Chapter 3 – The Patterns

Now, to the patterns. Following the principles above and inspired by existing models, the team has generated over 30 genuine and fully procedural camouflage patterns. If you are an expert of the genre, you know that actual camouflage patterns are very technical products engineered to obtain the optimum optical concealment. For this collection, we chose to focus mainly on the graphic appearance to outline 6 distinctive styles.

https://video.tv.adobe.com/v/3420783?autoplay=true

Each pattern from the collection includes several parameters for customization:

First, and probably the most important: colors! Our goal here was to provide for each motif the freedom to change each color independently. You can thus tweak up to 5 colors in a single pattern to create custom combinations. In addition, you can choose to disable the background color of the pattern in order to reveal the base material color information underneath.

https://video.tv.adobe.com/v/3420782?autoplay=true

The roughness parameter allows you to change the glossiness level of the pattern from the base color. This lets you simulate selective printing effects, such as for example a PCV printing that would make the printed areas shinier than the rest of the material.

The scale parameter allows you to vary the overall scale of the shapes, from small to large, in order to adapt the proportion of the motif to the base material. It therefore helps vary the density of the pattern on the map.

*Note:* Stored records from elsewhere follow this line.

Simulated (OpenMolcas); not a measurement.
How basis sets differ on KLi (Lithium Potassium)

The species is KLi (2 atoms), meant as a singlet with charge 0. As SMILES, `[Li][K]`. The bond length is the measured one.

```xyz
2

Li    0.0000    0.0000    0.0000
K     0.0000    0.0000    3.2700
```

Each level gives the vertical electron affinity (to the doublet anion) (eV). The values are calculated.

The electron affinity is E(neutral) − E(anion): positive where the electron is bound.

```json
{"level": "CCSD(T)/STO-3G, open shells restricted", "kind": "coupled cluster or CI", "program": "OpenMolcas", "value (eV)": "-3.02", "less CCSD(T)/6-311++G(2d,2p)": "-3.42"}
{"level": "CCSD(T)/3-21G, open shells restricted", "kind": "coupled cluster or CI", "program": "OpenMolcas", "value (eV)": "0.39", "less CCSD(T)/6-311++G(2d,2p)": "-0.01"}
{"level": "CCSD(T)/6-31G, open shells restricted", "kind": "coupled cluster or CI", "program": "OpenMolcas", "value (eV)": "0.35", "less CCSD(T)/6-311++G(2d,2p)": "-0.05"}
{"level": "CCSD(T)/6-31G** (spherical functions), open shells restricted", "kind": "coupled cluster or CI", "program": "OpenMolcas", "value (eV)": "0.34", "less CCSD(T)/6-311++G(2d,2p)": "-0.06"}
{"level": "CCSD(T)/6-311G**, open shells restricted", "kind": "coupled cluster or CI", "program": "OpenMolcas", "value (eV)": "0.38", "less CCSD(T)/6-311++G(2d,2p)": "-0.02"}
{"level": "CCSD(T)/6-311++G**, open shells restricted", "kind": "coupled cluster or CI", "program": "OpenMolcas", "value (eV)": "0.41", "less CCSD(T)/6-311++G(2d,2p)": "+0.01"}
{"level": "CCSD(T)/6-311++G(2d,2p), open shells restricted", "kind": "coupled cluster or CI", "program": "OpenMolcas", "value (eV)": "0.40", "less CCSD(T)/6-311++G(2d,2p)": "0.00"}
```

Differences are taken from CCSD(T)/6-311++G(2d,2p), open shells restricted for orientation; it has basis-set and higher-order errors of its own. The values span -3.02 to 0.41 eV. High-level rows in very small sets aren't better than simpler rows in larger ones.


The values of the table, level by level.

Finally, the color fading option helps you create a subtler blending of the printed pattern with the substrate by creating a soft fading effect to the shapes.

Brushstrokes are directly extracted from paintbrushes, in the manner of first artists and theater decorators who hand-painted on canvas in the early 20th century. This style refers to the painted strokes of the large brushes, which create wide swathes of color, usually with thinner trails leading off where the strokes began.

The models of flecks follow the principles of perceptual psychology. It is a speckle pattern in which up to six colors interact to provide sufficient visual disturbance through dithering. More precisely, it causes the wearer’s contours to be broken and integrated into his environment . The pattern uses spots to eliminate the hard boundaries between different colors of varying sizes scattered in a seemingly random arrangement.

The chunks or splinter pattern consists of a disruptive pattern of hard-edged polygons with sharp angles between the colored patches to create an effective camouflage pattern in temperate forests and plains.

The tigerstripe or lizard is a group of camouflage patterns designed to blend into jungle-like environments. It takes its name from its resemblance to the stripes of a tiger: narrow stripes that resemble brushstrokes, and wider black brushstrokes printed on a lighter shade. The brushstrokes interlock rather than overlap.

The multicam design takes advantage of the way the eye and the brain work. Only a very small part of the eye perceives color, shape and volume. It relies heavily on the brain to complement what is left out to blend everything into the environment. The variety of shapes and sizes work hand in hand with a unique color profile to disrupt the wearer’s visual trace.

The confusion pattern produces several layers of perceptible depth from a limited quantity of colors arranged in a set of specifically configured shapes and shades.

https://video.tv.adobe.com/v/3420773?autoplay=true

Digital camouflage allows natural-looking patterns to be obtained at more varied distances, such as pointillism; they use computers and algorithms to achieve this ‘scale variance’ advantage. The theory behind micro-patterns is that large color patches with sharp contours are easier to see, while ‘blurring’ or ‘dithering’ the edges of colored patches makes the contours harder to discern.

In common usage, however, the term digital has come to refer to any camouflage design that incorporates pixels rather than organic shapes to create the design. It may seem counter-intuitive, but the ‘Minecraft’ aspect of pixelated camos is actually more effective than previous designs that sought to imitate nature.

The actual pixelated military patterns were introduced in early 2000s and were fully computer generated. Similarly, we fully relied on Substance Designer’s procedural approach to design our generic digital patterns.

https://video.tv.adobe.com/v/3420779?autoplay=true

This highlights the limitless design opportunities of more complex and randomized associations of colors and shapes thanks to Substance. And this is true not only in digital but also for physical applications. Artists can tweak the parameters in Substance Alchemist or Substance Designer, and generate an infinity of unique and tileable maps, in up to 8K resolution, in just a few clicks. And then, it’s ready for texturing in Substance Painter, or for print, through 2D applications such as Adobe Photoshop or Illustrator.